The Myopic Nature of ‘Oppenheimer’ Is the Whole Point

‘THIS IS WRONG’

A search for the political meaning in “Oppenheimer” and Christopher Nolan’s previous work like “The Dark Knight” proves at least one thing: Nolan makes movies about miserable men.

A photo that includes Cillian Murphy and Heath Ledger in the Films The Dark Knight and Oppenheimer
Photo Illustration by The Daily Beast / Photos by Warner Bros. / Universal Pictures

Of course Christopher Nolan wasn't going to make a “bombs are good” movie. What he did achieve is far more sinister.

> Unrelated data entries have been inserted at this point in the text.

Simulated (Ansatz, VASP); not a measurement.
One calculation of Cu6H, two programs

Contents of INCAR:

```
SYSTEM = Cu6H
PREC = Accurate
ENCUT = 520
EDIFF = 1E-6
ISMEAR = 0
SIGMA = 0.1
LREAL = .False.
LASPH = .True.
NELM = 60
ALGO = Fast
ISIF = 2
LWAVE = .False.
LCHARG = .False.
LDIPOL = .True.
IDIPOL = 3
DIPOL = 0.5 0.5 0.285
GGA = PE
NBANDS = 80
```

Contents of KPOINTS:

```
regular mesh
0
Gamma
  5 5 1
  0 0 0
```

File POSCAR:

Nolan is the kind of director whose “politics” fans and critics alike enjoy attempting to dissect. As he’s kept his real-world political leanings mysterious, it’s up to his art to offer any possible clues. Those who like picking these things apart quickly latched onto his Batman trilogy as a possible reactionary conservative wonderland, and those readings are certainly there if you look for them, though it’s impossible to tell if they're there intentionally. But there's a much simpler overarching theme to Nolan’s work that people miss when they try to insert political feelings that may or may not actually be there: Christopher Nolan makes movies about miserable men.

There are many tactics Nolan uses to make his men miserable. Maybe they’re amnesiacs afflicted with short-term memory loss. Maybe they’re twins who have to keep their twinship a secret for the sake of their magic show. Maybe they accepted a mission to the depths of space that will launch them light-years away from their family. Maybe they can’t tell anymore if they’re living in the real world, or in a dream. Maybe they’re a guy who calls himself “the Batman.” Maybe they don’t understand time travel. Maybe they’re fighting a war. Maybe their wife is dead.

What all of these miserable men have in common is that they do it to themselves. This is not subtext. Nolan’s films are blockbuster dramas about the lengths that people will go to to ruin their lives. It’s for this very reason that he’s the perfect director to tackle someone as challenging as J. Robert Oppenheimer, who gave us the gift of fire at the expense of our future.

Before Oppenheimer’s premiere, old criticisms of Nolan’s past work resurfaced. Specifically, many online were debating the old sticking point: the scene in The Dark Knight where Bruce Wayne saves hostages from a bad guy using the kind of total surveillance technology people write dystopian sci-fi novels about. Bruce has retooled a program Lucius Fox created and inserted it into every cell phone in New York City, using the audio feed to create a sonar image he and Fox can use to see through the walls and floors of a high rise. Hans Zimmer’s score soars as Bruce dispatches the Joker’s henchmen and Commissioner Gordon's SWAT officers alike before stringing up the Joker and dangling him off the side of the building.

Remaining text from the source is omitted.